Once the inhalation is balanced, you still have to master the release of the breath at the end of the phrase, or you will feel stuck as the music continues. This is especially true in bel canto repertoire, where the composers seem not to give you time to recover between phrases.

The same muscles that we use to take the air are the ones we use to support the voice; this is the “lotta vocale” or “vocal contest” between the inspiratory and expiratory muscles that is basic to the support/appoggio mechanism. You have to release the inspiratory muscles sat the end of the phrase so they can do their job in the inhalation.

Instead of taking air at the end of the phrase, release the residual air. This should allow the diaphragm to rebound and initiate an inhalation quite naturally. Practice this by deliberately taking more time to release the breath after every phrase, even it means adding beats to the music. Once you get the hang of it, you can eliminate the rhythmic distortions.

Saturday, August 6, 2011

Singing on the gesture of inhalation

I love the Italians, So often, those little nuggets of advice which we have heard from our teachers (“sing on the breath”, sing “on the gesture of inhalation”, “appoggio”, “with the words forward, on the lips”) are derived from the Italian vocal tradition. To me, these aphorisms bridge the gap between the science of singing and how it feels to actually do it correctly.

I first encountered “singing on the gesture of inhalation” in the wonderful little book, “Hints on Singing”, a description of lessons with Francesco Lamperti. Let’s unpack the term:

1. Beginning the tone with a feeling of inhaling, or “drinking in” allows us a smooth transition between inhalation and exhalation/phonation.
2. It is an efficient way to set up the action of the inspiratory muscles against the expiratory muscles which is the hallmark of appoggio.
3. It releases the larynx, lifts the palate and expands the pharynx, in a dynamic fashion.
4. It reverses the contraction of the windpipe which generally accompanies phonation.
5. It “places” the voice. Singing “on” (not “in” or “under”) the feel of inhalation means that we feel the voice “over” the resonance cavities of the throat.
6. It teaches us the feeling of the correct onset. All we have to do, then, to have a perfectly balanced onset, is to take care that there is no breathiness in the sound.

Ultimately, it is the imagination that makes the sound; muscles are directed by brain at the speed of thought.

Friday, August 5, 2011

Singing Italian music: come si parla

I recently received a recording of a piece I am interested in doing at my school, Garica’s I Cinesi. It is one of a series of one act operas written by Manuel Garica to be performed in salons, and is for voices and piano. The works are all gratefully written for the voice, and are a bit like early Rossini in style. The modulations are individual and surprisingly original. The vocal writing demands an assured coloratura technique.

The recording I have is of a college opera department, and they sing, for the most part, pretty well. The Italian is curious, to say the least. All of the vowels are correctly pronounced, and the double consonants are all there; but to my ears it still sounds like terrible Italian. The actual cadence or phrasing of the Italian language is simply not there.

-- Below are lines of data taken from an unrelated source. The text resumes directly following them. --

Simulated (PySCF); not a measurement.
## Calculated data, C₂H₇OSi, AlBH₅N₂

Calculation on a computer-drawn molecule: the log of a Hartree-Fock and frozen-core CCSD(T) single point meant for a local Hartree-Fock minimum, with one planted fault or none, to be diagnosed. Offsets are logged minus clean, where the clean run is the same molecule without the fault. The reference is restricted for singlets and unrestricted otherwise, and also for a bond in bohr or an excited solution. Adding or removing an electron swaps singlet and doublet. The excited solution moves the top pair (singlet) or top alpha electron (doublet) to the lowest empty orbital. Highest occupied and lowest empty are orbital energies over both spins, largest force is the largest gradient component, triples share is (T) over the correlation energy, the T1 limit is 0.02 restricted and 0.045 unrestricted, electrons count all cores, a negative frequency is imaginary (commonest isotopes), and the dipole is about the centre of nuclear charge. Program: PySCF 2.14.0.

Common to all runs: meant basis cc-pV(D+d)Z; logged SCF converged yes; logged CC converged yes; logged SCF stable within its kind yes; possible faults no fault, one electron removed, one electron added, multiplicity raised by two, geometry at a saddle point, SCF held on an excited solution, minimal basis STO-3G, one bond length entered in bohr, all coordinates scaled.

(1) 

Most young singers have no idea that they are expected to impose the shape of the language on the notes. This may be why so much collegiate Italian is so bad. In Italian music, for example, whenever a composer sets a word with an unstressed ending, a decrescendo, or “phrasing off” (often an appogiatura) is expected., even if what is on the page are two equal notes on the same pitch.

On the more global level, every phrase of the music corresponds to the natural pronunciation of the text; this requires carrying the stress patterns of the language over to the written out notes themselves. In classical repertoire, very little of the performance dynamics are actually written into the music. To a young singer, it may requires a certain courage to add so much to the written score. It is an expected part of the performer’s job.

In Mozart, for instance, once you begin to sing the music with the cadence of the language, you begin to perform in the Mozart style. Mozart usually writes his high notes on unstressed syllables, except at the climax of the piece. This means that most Mozart high notes are should be sung piano; it is the same phrasing you can hear when any good violinist plays a Mozart Concerto.

Thursday, August 4, 2011

Those Caballe pianissimi

Not long ago I was at a party and was introduced to a famous Canadian diva.

“How nice to meet you”, I said. “I still have the sound of your pianissimi in my ear. You marked an entire rehearsal of Don Carlo with orchestra when I was singing in COC chorus, and it was the most ravishing thing I had ever heard.”
“You know, I got the secret of those pianissimi from Caballe.”
“No, really?”
“Yes, it was after dinner, and we were in the kitchen doing the dishes. She showed me her pianissimo”.
“Let me guess,” I said, feeling knowledgeable. “Did it have something to do with placement and with abdominal support?”
“No, quite on the contrary. If you support the pianissimo you won’t get it at all. The placement is important, of course, but over-supporting will never get you there”.

To sing pianissimo, you have to float the tone without undue pressure. In my experience, pianissimo takes less support than forte, but you won’t get there without a spacious, relaxed throat and a tremendous lightness.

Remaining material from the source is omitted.